Co-written by Anastasio Koukoutas and Kiriakos Spirou.

28 OCTOBER

The second day [of the Just for Today event] was a day of full immersion in exploring different practices; Anna Tzakou, suggested a walk to the foothill of Ymittos mountain, which delineates the East part of the city and on whose slopes Raymond Duncan built a historically accurate Mycenaean villa in 1903. However, this was not just a usual walk in nature; Tzakou's intention was to relate with things from afar, to contemplate on the gaze as a mechanism which brings together poetic, historical, colonizing or other narratives. Seeing as an embodied practice then, which doesn’t rely only on the object seen, a thing captured in its totality, but also as realising what escapes or stands-in-between the very process of looking. Back in the DDRC, breakfast was served, the entry room and courtyard humming with voices, as new faces arrived to participate in the three different workshops: a) the second part of the translation workshop by VASKOS, b) a workshop of processing felt with Julie Loi and c) a workshop bringing together dance and permaculture by Iris Nikolaou and Vassiliki Tsagkari.

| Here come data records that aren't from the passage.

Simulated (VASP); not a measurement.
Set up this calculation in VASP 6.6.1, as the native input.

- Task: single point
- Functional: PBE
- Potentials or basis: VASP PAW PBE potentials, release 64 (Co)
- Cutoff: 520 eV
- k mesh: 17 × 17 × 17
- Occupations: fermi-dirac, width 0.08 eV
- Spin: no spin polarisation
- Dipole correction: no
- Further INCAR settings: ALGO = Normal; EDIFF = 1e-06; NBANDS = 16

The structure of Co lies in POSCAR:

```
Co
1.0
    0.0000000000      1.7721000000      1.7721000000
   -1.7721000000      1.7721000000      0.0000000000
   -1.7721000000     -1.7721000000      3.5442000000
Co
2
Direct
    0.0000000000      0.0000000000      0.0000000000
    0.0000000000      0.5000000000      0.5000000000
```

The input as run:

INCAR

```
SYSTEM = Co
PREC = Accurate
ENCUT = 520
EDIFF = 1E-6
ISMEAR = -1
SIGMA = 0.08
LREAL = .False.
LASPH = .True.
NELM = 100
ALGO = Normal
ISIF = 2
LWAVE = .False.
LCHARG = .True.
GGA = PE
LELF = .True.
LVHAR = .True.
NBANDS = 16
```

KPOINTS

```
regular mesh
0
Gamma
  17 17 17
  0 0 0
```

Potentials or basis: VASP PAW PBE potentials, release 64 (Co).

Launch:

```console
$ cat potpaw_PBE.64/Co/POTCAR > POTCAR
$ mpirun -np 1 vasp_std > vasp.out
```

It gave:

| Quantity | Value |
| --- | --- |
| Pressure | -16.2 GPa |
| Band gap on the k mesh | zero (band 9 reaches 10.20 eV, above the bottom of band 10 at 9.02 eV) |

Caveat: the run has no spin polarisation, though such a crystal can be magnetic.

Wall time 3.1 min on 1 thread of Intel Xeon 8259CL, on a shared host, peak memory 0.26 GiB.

As in real life, some of us were caught up in an unexpected web of emotions that day: the 28th of October [Ohi Day] is a national holiday in Greece, commemorating the beginning of Greco-Italian war in 1940 and is majorly celebrated with military and student parades across the country. Also, it was on that day that Greece was among the countries that decided to abstain in the ceasefire appeal by the United Nations to end civilian bloodshed in Gaza. Even though no one intended making a political statement, the political urgency was palpable, conflicting with our very presence and participation. Maro Pantazidou’s dialogic gathering, 'Gestures that bring us close to the things the world is made of', had landed on frail grounds. Her otherwise mindful and optimistic approach around dreams and wishes demanded a reality check, so as not to become a script of empty responses. If wishes and dreams are plural, echoing till the very foundations of modern societies, then our power to materialize them has grown weaker. A radicalization of wishful thinking would probably mean to ponder over the conflicts that constitute the matter of the world, to remain attentive to antagonistic forms of worlding, becoming, relating.